At Morningstar, we generally recommend a two-step process to forming a portfolio, first deciding how to divide the portfolio among various asset classes (the asset allocation step) and then selecting funds or other investment products to gain exposure to the asset classes at the desired levels.

In this article I recast this process in terms of risk budgeting to help you understand the risks in your portfolio and how they may or may not be rewarded, and to help you avoid mistakes.

Only take on risks that you believe will be rewarded

You take on investment risks if you believe that by doing so you will eventually reap the reward of returns above those available through risk-free assets such as money market funds or bank deposits. Otherwise you would just keep your money in risk-free securities. Risky investments have indeed paid off historically; this is certainly true at the asset-class level where over long periods indexes that measure risky asset classes, such as stocks, have outperformed less risky asset classes, such as bonds.
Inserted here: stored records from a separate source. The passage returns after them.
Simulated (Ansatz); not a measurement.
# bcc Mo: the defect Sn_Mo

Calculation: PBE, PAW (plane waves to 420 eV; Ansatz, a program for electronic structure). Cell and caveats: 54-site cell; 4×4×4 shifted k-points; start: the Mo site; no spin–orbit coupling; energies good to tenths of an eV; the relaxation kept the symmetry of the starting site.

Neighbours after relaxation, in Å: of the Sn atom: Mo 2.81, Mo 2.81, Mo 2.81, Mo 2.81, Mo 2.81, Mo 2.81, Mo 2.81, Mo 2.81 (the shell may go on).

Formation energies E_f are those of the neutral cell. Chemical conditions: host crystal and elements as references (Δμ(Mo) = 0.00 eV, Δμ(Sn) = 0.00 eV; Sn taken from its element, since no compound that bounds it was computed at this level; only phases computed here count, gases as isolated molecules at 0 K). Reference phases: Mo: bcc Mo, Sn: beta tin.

The difference between the long-run return that you expect to receive on an asset class and risk-free securities is known as the risk premium. Your exposure to the asset class is sometimes called a beta exposure. Beta exposures are the foundations of your risk budget. Through asset allocation, you decide how much of each beta exposure to have. You do so to earn the risk premiums of the asset classes, intentionally exposing yourself to the risk of your overall asset allocation. This risk is called systematic risk because it is due to exposure to the market-wide factors that cause the various risky asset classes to be risky. These factors include overall equity market risk, interest rate risk, real estate market risk, commodity market risk, etc.

These days, many investors go beyond broad asset classes and make specific allocations to groups of securities that have particular characteristics. For example, a large body of research shows that portfolios of stocks of smaller companies tend to outperform portfolios of larger companies over long periods. Similarly, portfolios of stocks that have more favourable valuation ratios (such as price-to-earnings) tend to outperform portfolios of stocks with less favourable ratios. These two phenomena, known as the size effect and the value effect respectively, are additional premiums that you can access by tilting the stock part of your portfolio toward these stocks. These portfolio tilts are beta exposures and thus are part of the systematic risk part of your risk budget.

Should you choose to make 100% of your risk budget systematic risk, you can implement your asset allocation entirely with index funds or ETFs. However, if you have identified funds with managers that you believe can reliably outperform their benchmark indexes after fees, you can use them instead of index funds. The long-term average additional performance that you expect of an actively managed fund is called the fund's alpha. Alpha comes at a cost in the form of adding to your portfolio's risk above that of a portfolio of index funds. This additional risk is known as unsystematic risk because it is not related to systematic risk factors. Rather, it is due to the decisions of the fund managers.

If fund managers have no skill, unsystematic risk has no reward and should not be taken. Only if you are convinced that the managers you are considering have the ability to outperform their benchmark indexes after fees should you invest in their funds. In other words, only include unsystematic risk in your risk budget if you believe that you have identified managers that are likely to generate positive alpha.

Avoid unintended risks

The purpose of having a risk budget is to know what risks you are taking and why. However, this can get tricky when you use actively managed funds, especially those that invest in asset classes that make up only a small part of your portfolio, such as emerging markets stocks. The problem is that every actively managed fund is a combination of beta exposures and alpha-generating strategies, so that each fund contributes to both the systematic and unsystematic components of your overall risk picture. This can make it hard to keep your overall risk exposures where you want them.

For example, suppose that you decide to allocate a small portion of your portfolio to emerging markets equity and there is an actively managed emerging market fund that you believe generates considerable alpha. If you make too large an allocation to this fund, you end up with more exposure to the systematic risks of emerging markets equity than you originally intended.

There is nothing necessarily wrong with increasing your exposure to a given asset class, so long as it a conscious choice and you are prepared to suffer the consequences should these assets do poorly. In other words, changing your beta exposures in the pursuit of alpha is a reasonable thing to do so long as it is part of the risk budgeting process and not an unintended change in your risk exposures.

Do not diversify for diversification's sake

A common misconception of modern portfolio theory is that the more risk you take on, the higher the expected return. But this is not generally true. If you invest in an actively managed fund that does not generate positive alpha, you are taking on unsystematic risk with no corresponding reward. But it is also possible to take on more systematic risk than you need to get the level of expected return that you are getting with your asset allocation. It all depends on how well constructed your portfolio is. If you have a portfolio that has the highest possible expected return for its level of risk, then yes you need to up the risk level to get more expected return. But you may not be at that bliss point and may be able to both reduce risk and increase expected return.

Therefore you should be suspect of strategies that claim to maximize diversification, minimize risk, or achieve risk parity across asset classes but do not make reference to expected returns. Risk budgeting is not just about allocating risks. It is about doing so to obtain long-term expected rewards.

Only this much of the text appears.